Of the more than one million black Americans in uniform during World War II, most of them were in the Service of Supply (SOS). This did not mean that black Americans were either unable or unwilling to fight; it meant that as they were subjected to the policies of racial segregation and discrimination in the wartime military the same as they were in peacetime civilian life, they did not readily or easily find themselves in combat roles.

They were relegated primarily to SOS in the Army, to the messman branch in the Navy and not initially accepted in the Marine Corps. Even when they were eventually permitted to serve in the Marines, most of them served in ammunition and depot companies and battalions in the composite battalions and in support detachments.

Even in these service, supply, messman and support units, they were called upon to fight in emergencies and their performance was generally rated satisfactory.

For example, the (black) 57th Ordinance Ammunition Company found itself engaging sixty-five enemy soldiers at Peronne with no other American units in the area. Its members killed fifty of the enemy and captured the other fifteen.

For their action, two of them received the Croix de Guerre, one received the Silver Star and one received the Bronze Star.

While blacks at home in civilian life were very limited in the type of employment they could acquire, black servicemen overseas were operating bulldozers and cranes, setting up communication systems and driving heavy trucks and trailers.

It was in the driving of these heavy trucks and trailers that many blacks distinguished themselves as a group. That group was known as the "Red Ball Express."

Of all the black units that served in Service of Supply in the Army, perhaps none received the acclaim of the truckers of the fabled Red Ball Express. The drivers in this system, like other black Quartermaster truck companies, were permanently attached to infantry and armored divisions fighting across Europe.

The legend of the black truckers of the Red Ball Express is well known in their hauling of food, ammunition and other conventional materials and supplies, but very little is even mentioned about dump truck, gasoline truck and ambulance companies. These men were not just truck drivers. There were times when black drivers had to stop their vehicles, get their rifles and other weapons and join combat troops in repulsing enemy attacks. This is also part of the legend of the Red Ball Express.

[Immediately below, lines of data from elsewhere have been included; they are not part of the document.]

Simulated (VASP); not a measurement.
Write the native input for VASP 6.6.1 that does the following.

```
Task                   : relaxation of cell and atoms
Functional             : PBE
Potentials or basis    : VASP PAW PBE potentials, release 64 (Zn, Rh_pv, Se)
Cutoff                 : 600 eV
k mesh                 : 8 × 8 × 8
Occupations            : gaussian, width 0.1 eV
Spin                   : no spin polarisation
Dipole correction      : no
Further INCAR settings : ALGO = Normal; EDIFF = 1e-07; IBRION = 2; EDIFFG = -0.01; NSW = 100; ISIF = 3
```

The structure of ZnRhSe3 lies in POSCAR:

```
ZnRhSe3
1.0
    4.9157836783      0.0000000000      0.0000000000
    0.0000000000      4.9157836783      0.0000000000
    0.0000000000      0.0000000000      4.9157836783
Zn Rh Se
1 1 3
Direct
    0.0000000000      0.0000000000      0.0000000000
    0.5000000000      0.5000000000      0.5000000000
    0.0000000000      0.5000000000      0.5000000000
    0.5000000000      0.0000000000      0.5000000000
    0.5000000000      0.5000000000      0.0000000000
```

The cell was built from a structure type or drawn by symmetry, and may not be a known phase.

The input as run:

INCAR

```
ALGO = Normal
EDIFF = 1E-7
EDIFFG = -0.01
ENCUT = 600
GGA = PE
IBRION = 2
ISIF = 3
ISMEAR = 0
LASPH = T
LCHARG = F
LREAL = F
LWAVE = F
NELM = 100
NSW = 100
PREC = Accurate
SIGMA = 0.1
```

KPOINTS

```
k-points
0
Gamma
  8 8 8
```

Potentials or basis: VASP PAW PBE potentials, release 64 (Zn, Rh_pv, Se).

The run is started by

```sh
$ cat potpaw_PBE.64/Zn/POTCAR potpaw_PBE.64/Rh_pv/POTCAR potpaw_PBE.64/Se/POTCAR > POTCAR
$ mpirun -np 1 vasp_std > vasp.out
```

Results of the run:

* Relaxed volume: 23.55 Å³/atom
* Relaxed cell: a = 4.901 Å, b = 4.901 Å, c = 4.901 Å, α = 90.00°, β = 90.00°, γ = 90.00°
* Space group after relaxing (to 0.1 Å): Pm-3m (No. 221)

The Red Ball Express had an auspicious beginning and it was rather short-lived. The Allied breakthrough in August of 1944 resulted in a need for significant tonnage of materials for American and other Allied forces in Europe. This was an acute imperative for the First and Third Armies, especially General Patton's Third Army. Since the retreating Germans had destroyed the French railroads, the troops of these advancing armies had to be supplied by truck.

In order to meet this demand, the Red Ball Plan was devised by the Transportation Corps on August 21, 1944. The Red Ball Express became operational on August 25th, and its convoys operated trucks in endless numbers until November 13th of that year.

The Red Ball Plan provided for two one-way reserved highway routes marked "Red Ball Trucks Only." The original route was from St. Lo to Paris and back. On an average day, 899 vehicles on the Red Ball Express traveled 1,504,616 ton-miles on the trip that took an average time of 54 hours.

Approximately 73 percent of the truck companies in the Motor Transport Service were black.

Although the Red Ball express was the most famous of all trucking routes of the European Motor Transport, it was not the only truck route. When the Red Ball Express was faded out on November 13, 1944, it was replaced by the White Ball Route. The White Ball Route carried supplies and materials from La Harve and Rouen to forward areas. Four of the nine truck companies of the White Ball Route were black.

Two other routes were the Anthwerp-Brussels-Charleroi (ABC) Route which went into operation on November 30th and the Green Diamond Route. Of the truck companies which made up this route from Normandy and the Brest peninsula, two of those nineteen truck companies were black.

Two days after the June 6, 1944 Normandy landings, the Petroleum-Oil- Lubricant (POL) Route of the Motor Transport Service began to operate two truck battalions of which one was black. This route preceded the Red Ball Express.

The 3917th Gasoline Supply Company which supplied General Patton's Third Army with up to 165,000 gallons of gasoline a day was an example of another black trucking company other than those of the Red Ball Express that rendered outstanding service.

After 1943, the Transportation Corps assigned blacks as most of the personnel in the twelve amphibian truck companies. It was jokingly stated that black amphibian companies, whose drivers drove the easily sunk DUKW, were evidence of the effort to "get rid of blacks."

When speaking of black truckers in World War II, it must be rememberd that these quartermaster trucks sped over the Red Ball Express Route in Europe, the Motor Transport System in Iran and the Stillwell Road in Burma. When the Japanese invasion of Australia seemed imminent, Colonel Landes, who was decorated by General MacArthur for his initiative, organized 3500 Quartermaster truck drivers into the Motor Transport Command in Australia. Two thousand four hundred of these were black truck drivers. In addition to transporting all manner of supplies in Australia, these truck drivers had the primary responsibility of transporting soldiers south should the Japanese invasion occur.

All of these truckers have earned for themselves a place in the history of the World War II effort. None, however, was as popular as those who proclaimed themselves drivers of the Red Ball Express.